In just one example of a buyer-funded development gone wrong, property company North Point Global sold a set of developments in the city of Liverpool with an estimated worth of £360 million (U.S.$506M) to foreign investors. According to comprehensive reporting by the Guardian newspaper—which is the subject of a legal complaint by Liverpool City Councilor Gary Millar, who has been intimately involved in the scheme—the company has “pulled out of its planned suite of projects across the city and stopped picking up the phone, leaving buyers to believe they are the victims of a ruthless scam.” The properties were marketed to investors in China and Hong Kong with promises of high yields. In one example, a Hong Kong investor was convinced to pay 80 percent of the price of a student accommodation upfront, with promises of 6 percent interest on the deposit, and a guaranteed 9 percent return in rental income. Later, buyers received requests for further funds to complete the building, but then North Point Global announced it was ending the project—which had not actually even been begun—and was unable to refund the buyers’ deposits.

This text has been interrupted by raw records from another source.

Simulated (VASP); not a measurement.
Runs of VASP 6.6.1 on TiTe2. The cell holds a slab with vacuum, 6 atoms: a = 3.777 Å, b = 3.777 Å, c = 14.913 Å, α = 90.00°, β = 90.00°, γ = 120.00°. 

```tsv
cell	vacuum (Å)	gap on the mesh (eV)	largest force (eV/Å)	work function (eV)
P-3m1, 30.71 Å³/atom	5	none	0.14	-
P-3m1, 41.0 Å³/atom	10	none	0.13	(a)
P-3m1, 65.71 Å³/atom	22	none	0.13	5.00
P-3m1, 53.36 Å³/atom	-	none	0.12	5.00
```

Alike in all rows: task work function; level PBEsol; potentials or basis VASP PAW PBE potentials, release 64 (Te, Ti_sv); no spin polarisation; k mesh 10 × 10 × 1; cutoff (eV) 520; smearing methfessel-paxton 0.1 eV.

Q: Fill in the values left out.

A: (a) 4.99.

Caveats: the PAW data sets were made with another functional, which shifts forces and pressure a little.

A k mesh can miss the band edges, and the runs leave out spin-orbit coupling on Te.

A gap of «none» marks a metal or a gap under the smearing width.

In what is a pattern with such schemes, they are riddled with conflicts of interest, with individuals working as directors of the development companies, as contractors and as ‘independent surveyors’ at companies all registered to the same address. In addition, legitimacy was conferred on the project through its association with local government and, in one case, with the former Chancellor of the Exchequer, George Osbourn, who endorsed several projects while he was Chancellor on a government trade mission to China in 2015. At one moment he described himself as tag teaming with Joe Anderson, the mayor of Liverpool, to sell the investments to Chinese investors.